Parallelization in Python 2.6

Discussion in 'Python' started by Robert Dailey, Aug 18, 2009.

  1. I'm looking for a way to parallelize my python script without using
    typical threading primitives. For example, C++ has pthreads and TBB to
    break things into "tasks". I would like to see something like this for
    python. So, if I have a very linear script:

    doStuff1()
    doStuff2()


    I can parallelize it easily like so:

    create_task( doStuff1 )
    create_task( doStuff2 )

    Both of these functions would be called from new threads, and once
    execution ends the threads would die. I realize this is a simple
    example and I could create my own classes for this functionality, but
    I do not want to bother if a solution already exists.

    Thanks in advance.
    Robert Dailey, Aug 18, 2009
    #1
    1. Advertising

  2. Robert Dailey wrote:
    > I'm looking for a way to parallelize my python script without using
    > typical threading primitives. For example, C++ has pthreads and TBB to
    > break things into "tasks". I would like to see something like this for
    > python. So, if I have a very linear script:
    >
    > doStuff1()
    > doStuff2()
    >
    >
    > I can parallelize it easily like so:
    >
    > create_task( doStuff1 )
    > create_task( doStuff2 )
    >
    > Both of these functions would be called from new threads, and once
    > execution ends the threads would die. I realize this is a simple
    > example and I could create my own classes for this functionality, but
    > I do not want to bother if a solution already exists.

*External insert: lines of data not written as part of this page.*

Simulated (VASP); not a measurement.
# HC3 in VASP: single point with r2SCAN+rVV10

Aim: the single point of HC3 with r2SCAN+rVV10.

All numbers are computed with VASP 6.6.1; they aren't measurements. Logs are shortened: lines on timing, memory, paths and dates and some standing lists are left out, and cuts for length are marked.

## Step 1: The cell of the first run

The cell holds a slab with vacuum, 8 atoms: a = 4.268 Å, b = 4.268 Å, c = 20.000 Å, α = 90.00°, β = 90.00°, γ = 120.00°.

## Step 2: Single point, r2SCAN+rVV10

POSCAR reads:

    I think the canonical answer is to use the threading module or (preferably)
    the multiprocessing module, which is new in Py2.6.

    http://docs.python.org/library/threading.html
    http://docs.python.org/library/multiprocessing.html

    Both share a (mostly) common interface and are simple enough to use. They
    are pretty close to the above interface already.

    Stefan
    Stefan Behnel, Aug 18, 2009
    #2
    1. Advertising

  3. On Aug 18, 11:19 am, Robert Dailey <> wrote:
    > I'm looking for a way to parallelize my python script without using
    > typical threading primitives. For example, C++ has pthreads and TBB to
    > break things into "tasks". I would like to see something like this for
    > python. So, if I have a very linear script:
    >
    > doStuff1()
    > doStuff2()
    >
    > I can parallelize it easily like so:
    >
    > create_task( doStuff1 )
    > create_task( doStuff2 )
    >
    > Both of these functions would be called from new threads, and once
    > execution ends the threads would die. I realize this is a simple
    > example and I could create my own classes for this functionality, but
    > I do not want to bother if a solution already exists.
    >


    If you haven't heard of the Python GIL, you'll want to find out sooner
    rather than later. Short summary: Python doesn't do threading very
    well.

    There are quite a few parallelization solutions out there for Python,
    however. (I don't know what they are off the top of my head, however.)
    The way they work is they have worker processes that can be spread
    across machines. When you want to parallelize a task, you send off a
    function to those worker threads.

    There are some serious caveats and problems, not the least of which is
    sharing code between the worker threads and the director, so this
    isn't a great solution.

    If you're looking for highly parallelized code, Python may not be the
    right answer. Try something like Erlang or Haskell.
    Jonathan Gardner, Aug 18, 2009
    #3
  4. On Aug 18, 3:41 pm, Jonathan Gardner <>
    wrote:
    > On Aug 18, 11:19 am, Robert Dailey <> wrote:
    >
    >
    >
    >
    >
    > > I'm looking for a way to parallelize my python script without using
    > > typical threading primitives. For example, C++ has pthreads and TBB to
    > > break things into "tasks". I would like to see something like this for
    > > python. So, if I have a very linear script:

    >
    > > doStuff1()
    > > doStuff2()

    >
    > > I can parallelize it easily like so:

    >
    > > create_task( doStuff1 )
    > > create_task( doStuff2 )

    >
    > > Both of these functions would be called from new threads, and once
    > > execution ends the threads would die. I realize this is a simple
    > > example and I could create my own classes for this functionality, but
    > > I do not want to bother if a solution already exists.

    >
    > If you haven't heard of the Python GIL, you'll want to find out sooner
    > rather than later. Short summary: Python doesn't do threading very
    > well.
    >
    > There are quite a few parallelization solutions out there for Python,
    > however. (I don't know what they are off the top of my head, however.)
    > The way they work is they have worker processes that can be spread
    > across machines. When you want to parallelize a task, you send off a
    > function to those worker threads.
    >
    > There are some serious caveats and problems, not the least of which is
    > sharing code between the worker threads and the director, so this
    > isn't a great solution.
    >
    > If you're looking for highly parallelized code, Python may not be the
    > right answer. Try something like Erlang or Haskell.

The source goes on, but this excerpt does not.